Change will take more than just protests, one organizer says. Here’s what people on the ground are saying.

Police officers arrest protesters for breaking the curfew as they continued to protest demanding an end to police brutality and racial injustice over the death of George Floyd in New York City on June 4.
Police officers arrest protesters for breaking the curfew as they continued to protest demanding an end to police brutality and racial injustice over the death of George Floyd in New York City on June 4. Tayfun Coskun/Anadolu Agency/Getty Images

The looting that occurred across New York City, prompting a curfew to be put in place, was an “intelligence failure” on behalf of the New York Police Department, said John Miller, deputy commissioner of intelligence and counter-terrorism, during a briefing.

If a couple of hundred people knew to be in a certain place at a certain time for criminal activity and we didn’t detect that, that’s on me,” Miller said.

Officials have gone back through social media accounts they monitor for illegal activity and haven’t such a post or calls for looting, according to Miller.
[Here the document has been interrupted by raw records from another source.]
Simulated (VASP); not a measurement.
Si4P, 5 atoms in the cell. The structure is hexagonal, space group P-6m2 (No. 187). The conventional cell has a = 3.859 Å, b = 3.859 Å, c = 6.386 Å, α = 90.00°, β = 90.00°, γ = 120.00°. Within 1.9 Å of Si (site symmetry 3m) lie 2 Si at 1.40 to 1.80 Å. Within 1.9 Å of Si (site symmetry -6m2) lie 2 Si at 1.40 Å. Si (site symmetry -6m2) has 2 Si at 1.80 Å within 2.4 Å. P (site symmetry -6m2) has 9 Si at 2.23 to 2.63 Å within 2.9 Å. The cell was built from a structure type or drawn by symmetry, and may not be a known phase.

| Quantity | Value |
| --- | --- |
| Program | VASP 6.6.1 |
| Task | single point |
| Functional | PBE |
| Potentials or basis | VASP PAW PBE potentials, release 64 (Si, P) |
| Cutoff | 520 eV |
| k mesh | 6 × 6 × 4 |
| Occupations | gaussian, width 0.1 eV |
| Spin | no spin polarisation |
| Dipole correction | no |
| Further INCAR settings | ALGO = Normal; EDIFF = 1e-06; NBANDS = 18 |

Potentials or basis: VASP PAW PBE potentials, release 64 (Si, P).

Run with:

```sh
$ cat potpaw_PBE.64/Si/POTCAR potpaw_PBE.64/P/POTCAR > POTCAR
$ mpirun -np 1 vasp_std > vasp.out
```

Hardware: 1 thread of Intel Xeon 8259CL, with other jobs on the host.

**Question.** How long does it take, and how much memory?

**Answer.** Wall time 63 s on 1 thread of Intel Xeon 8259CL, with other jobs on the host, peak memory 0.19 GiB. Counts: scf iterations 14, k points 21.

“So there’s a question in intelligence gathering, if you will, as to was that done through word of mouth? Is there a social media piece that we missed? Was it done on direct messages between individuals that became a game of telephone and expanded, but that only goes for the first night in Soho. When it started we responded and kept responding and responding,” Miller said.

Miller went on to say that looting was a feature of this protesting they weren’t anticipating and normally isn’t seen during these kinds of movements.

 “We believe it was an opportunist action by regular criminal groups who decided to exploit this. And we hear that increasingly from the groups that are marching that they have nothing to do with that and are trying to disassociate themselves,” Miller said.